17 Jun 2002 raph   » (Master)

Fitz replies

kai: I'm unaware of the node design in OpenGL display lists, but they sound interesting. The OpenGL folks seem quite performance oriented. Do you by chance have a good reference?

For normal horizontally placed text, the default will be 1/4 pixel horizontally, and a whole pixel in the vertical direction. These defaults are based on fairly careful empirical study. 1/4 pixel horizontal positioning is nearly indistinguishable in quality from ultraprecise positioning, while 1/2 pixel is not quite enough. Vertically, alignment with the baseline helps rendering quality. The only real downside is that line spacing may become slightly irregular. I doubt this will be much of a problem in practice, though.

For vertically oriented text, I'll probably just switch the axes, but I'm not sure, as I haven't done any kind of careful study.

Finally, for rotated text (not aligned with either axis), I'll turn off caching altogether, because the hit rate is likely to be low.

As for progressive rendering, it's not high on my list of interests. I don't expect that the difference in performance between low quality and high quality modes will be enough to justify the complexity. And, as you suggest, it becomes less interesting as systems get faster.

mslicker writes: raph, I have to ask, what problem are you trying to solve?

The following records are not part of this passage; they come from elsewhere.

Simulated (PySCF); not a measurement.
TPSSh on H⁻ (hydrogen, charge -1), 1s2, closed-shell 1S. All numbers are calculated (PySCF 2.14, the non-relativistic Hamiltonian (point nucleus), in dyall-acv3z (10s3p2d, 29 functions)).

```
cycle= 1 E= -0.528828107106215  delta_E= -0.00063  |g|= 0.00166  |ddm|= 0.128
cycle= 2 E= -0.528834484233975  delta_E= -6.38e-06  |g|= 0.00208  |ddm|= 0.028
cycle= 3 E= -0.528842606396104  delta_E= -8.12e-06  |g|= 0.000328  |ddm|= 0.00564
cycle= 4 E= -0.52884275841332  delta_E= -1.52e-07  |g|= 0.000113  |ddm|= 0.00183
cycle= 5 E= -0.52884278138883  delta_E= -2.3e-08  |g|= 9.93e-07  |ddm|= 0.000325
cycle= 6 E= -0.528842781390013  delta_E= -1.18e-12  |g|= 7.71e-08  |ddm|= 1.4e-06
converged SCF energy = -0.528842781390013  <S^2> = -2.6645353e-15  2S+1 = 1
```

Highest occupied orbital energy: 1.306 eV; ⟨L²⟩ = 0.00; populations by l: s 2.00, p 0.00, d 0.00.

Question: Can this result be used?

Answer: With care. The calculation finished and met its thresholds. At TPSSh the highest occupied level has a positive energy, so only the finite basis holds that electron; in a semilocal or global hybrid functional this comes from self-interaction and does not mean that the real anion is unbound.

This is absolutely the right question. I haven't written it down explicitly, and for that I apologize. The top-level problem is rendering a 2D graphics images provided by the client. At first, the main client will be Ghostscript, so the images will be PostScript and PDF files, but I expect interactive applications will use the library as well.

Then, there are several subgoals. Performance is critical. Memory utilization is also very important in some applications (especially embedded printers, which have very limited hardware). Even on desktops, using less memory is usually a big win, because of memory hierarchy effects. Quality of rendering is critical, but doesn't directly affect the tree API.

Given these constraints, I'd also like the client API to be clean and simple, even when the implementation does sophisticated things under the hood. I want to do a extensive unit and regression testing, and I feel that Python is a good language for these, so Python bindings are also important.

So why am I arriving at a general tree infrastructure? For one, the imaging model includes PDF 1.4 transparency, which has a very strong tree structure. Optimized rendering requires analysis of the tree. The painter's algorithm won't work as well.

And the simplest tree implementation, one in-memory object per node, is far too expensive in memory utilization when the tree is very large, or the available memory is limited. Thus, it's important to store the tree in a concise format, competitive with Ghostscript's existing "command list" at the least. I can easily envision multiple tree implementations tuned for different tasks. The simple, in-memory one will be implemented first anyway, because of its simplicity. I am not a fan of gratuitous virtualization, but when you have two different implementations of the same conceptual interfact, it's often a good idea.

At this point, I'm exploring the design space. This exploration is informed by thinking about more general problems, lots of them from my DOM experience. When a general approach is good, I'll use it. However, when generality forces unpleasant tradeoffs, within Fitz it will be a casualty. I am spending time thinking about more general trees so I know which is which.

I haven't written up Fitz in any real detail yet. In some ways, it's unfair to be blogging it, because you see the raw thinking without needed context. When I get to start work on Fitz in earnest, I will do much writing, and it will all be very accessible. But I have to concentrate on several hard problems for the upcoming Ghostscript 8.0 release first.